Patchwork [00/35] Migration thread (20121211)

login
register
mail settings
Submitter Juan Quintela
Date Dec. 11, 2012, 12:46 p.m.
Message ID <1355230031-28233-1-git-send-email-quintela@redhat.com>
Download mbox
Permalink /patch/205200/
State New
Headers show

Pull-request

ssh://repo.or.cz/srv/git/qemu/quintela.git thread-20121211

Comments

Juan Quintela - Dec. 11, 2012, 12:46 p.m.
Hi

Changes:
- we are back to full patch series
- we reuse save_iterate() code in complete phase
- I didn't try to change the block-migration code, it should continue
   working, but has none of the optimizations.
- we split the complete phase into:
  * we write some ram into the buffer
  * we flush the buffer
  instead of doing it in a big push
- we change the iterate phase to tell the subsystem how much free space
  is in the buffer.  We should be able now to use smaller buffers.

- We "could" change easily to move back to the iterate phase if the
  complete phase is taking too long, is just the case of having to put
  a timing test into the new loop.  I didn't put it, because my
  testing showed that now we are much, much better and being inside
  the downtime target.

- Last patch is just to printing where the timing is spent in the
  complete phase, that would be removed when I ask for a pull.

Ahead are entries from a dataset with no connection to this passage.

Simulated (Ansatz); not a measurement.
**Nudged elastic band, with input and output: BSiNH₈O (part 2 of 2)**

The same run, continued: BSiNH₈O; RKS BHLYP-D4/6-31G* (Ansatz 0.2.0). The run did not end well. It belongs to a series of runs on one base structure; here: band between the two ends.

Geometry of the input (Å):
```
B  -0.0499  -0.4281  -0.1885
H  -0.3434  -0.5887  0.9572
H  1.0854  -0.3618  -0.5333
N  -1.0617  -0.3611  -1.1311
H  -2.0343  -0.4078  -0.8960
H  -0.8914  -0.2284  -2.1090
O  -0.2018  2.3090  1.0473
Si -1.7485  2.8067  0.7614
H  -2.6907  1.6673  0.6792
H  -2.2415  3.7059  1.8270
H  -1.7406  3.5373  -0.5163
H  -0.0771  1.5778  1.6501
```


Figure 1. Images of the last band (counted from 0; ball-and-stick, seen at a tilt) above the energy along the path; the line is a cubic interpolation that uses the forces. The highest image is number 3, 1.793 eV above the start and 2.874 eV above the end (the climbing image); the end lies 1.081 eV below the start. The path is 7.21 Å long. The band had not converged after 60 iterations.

- this branch includes the patches that I sent for request sooner today.

The following changes since commit 77db8657048f233edf21e1a9ebdc30a367fbdc36:

  migration: Fix madvise breakage if host and guest have different page sizes (2012-12-11 12:45:56 +0100)

are available in the git repository at:

  ssh://repo.or.cz/srv/git/qemu/quintela.git thread-20121211

for you to fetch changes up to 8c109644beeb1e9d228e0b3b2fb65adad80c3b96:


Please test & comment & review, Juan.



[20121029 version]
After discussing with Anthony and Paolo, this is the minimal migration
thread support that we can do for 1.3.

- fixed all the comments (thanks eric, paolo and orit).
- buffered_file.c remains until 1.4.
- testing for vinod showed very nice results, that is why the bitmap
  handling optimizations remain.

Note: Writes has become blocking, and I have to change the "remove"
the feature now in qemu-sockets.c.  Checked that migration was the
only user of that feature.  If new users appear, they just need to add
the socket_set_nonblock() by hand.

Please, review.

Thanks, Juan.

Juan Quintela (32):
  buffered_file: Move from using a timer to use a thread
  migration: make qemu_fopen_ops_buffered() return void
  migration: stop all cpus correctly
  migration: make writes blocking
  migration: remove unfreeze logic
  migration: take finer locking
  buffered_file: Unfold the trick to restart generating migration data
  buffered_file: don't flush on put buffer
  buffered_file: unfold buffered_append in buffered_put_buffer
  savevm: New save live migration method: pending
  migration: include qemu-file.h
  migration-fd: remove duplicate include
  migration: move buffered_file.c code into migration.c
  migration: move migration_fd_put_ready()
  migration: Inline qemu_fopen_ops_buffered into migrate_fd_connect
  migration: move migration notifier
  migration: move begining stage to the migration thread
  migration: Add buffered_flush error handling
  migration: move exit condition to migration thread
  migration: unfold rest of migrate_fd_put_ready() into thread
  ram: rename last_block to last_seen_block
  ram: Add last_sent_block
  memory: introduce memory_region_test_and_clear_dirty
  ram: Use memory_region_test_and_clear_dirty
  migration: Only go to the iterate stage if there is anything to send
  ram: optimize migration bitmap walking
  ram: account the amount of transferred ram better
  ram: refactor ram_save_block() return value
  ram: add free_space parameter to save_live functions
  ram: remove xbrle last_stage optimization
  ram: reuse ram_save_iterate() for the complete stage
  migration: print times for end phase

Paolo Bonzini (1):
  split MRU ram list

Umesh Deshpande (2):
  add a version number to ram_list
  protect the ramlist with a separate mutex

 Makefile.objs     |   2 +-
 arch_init.c       | 241 +++++++++++++++----------------
 block-migration.c |  51 ++-----
 block.c           |   6 +
 buffered_file.c   | 269 -----------------------------------
 buffered_file.h   |  22 ---
 cpu-all.h         |  13 +-
 cpus.c            |  17 +++
 exec.c            |  44 +++++-
 memory.c          |  16 +++
 memory.h          |  16 +++
 migration-exec.c  |   3 +-
 migration-fd.c    |   4 +-
 migration-tcp.c   |   3 +-
 migration-unix.c  |   3 +-
 migration.c       | 419 +++++++++++++++++++++++++++++++++++++++++-------------
 migration.h       |   4 +-
 qemu-file.h       |   5 -
 savevm.c          |  47 ++++--
 sysemu.h          |   3 +-
 vmstate.h         |   3 +-
 21 files changed, 608 insertions(+), 583 deletions(-)
 delete mode 100644 buffered_file.c
 delete mode 100644 buffered_file.h
Paolo Bonzini - Dec. 11, 2012, 2:22 p.m.
Il 11/12/2012 13:46, Juan Quintela ha scritto:
> Please test & comment & review, Juan.

Please, not this way.

This hardly takes into account all of the comments I sent to this series.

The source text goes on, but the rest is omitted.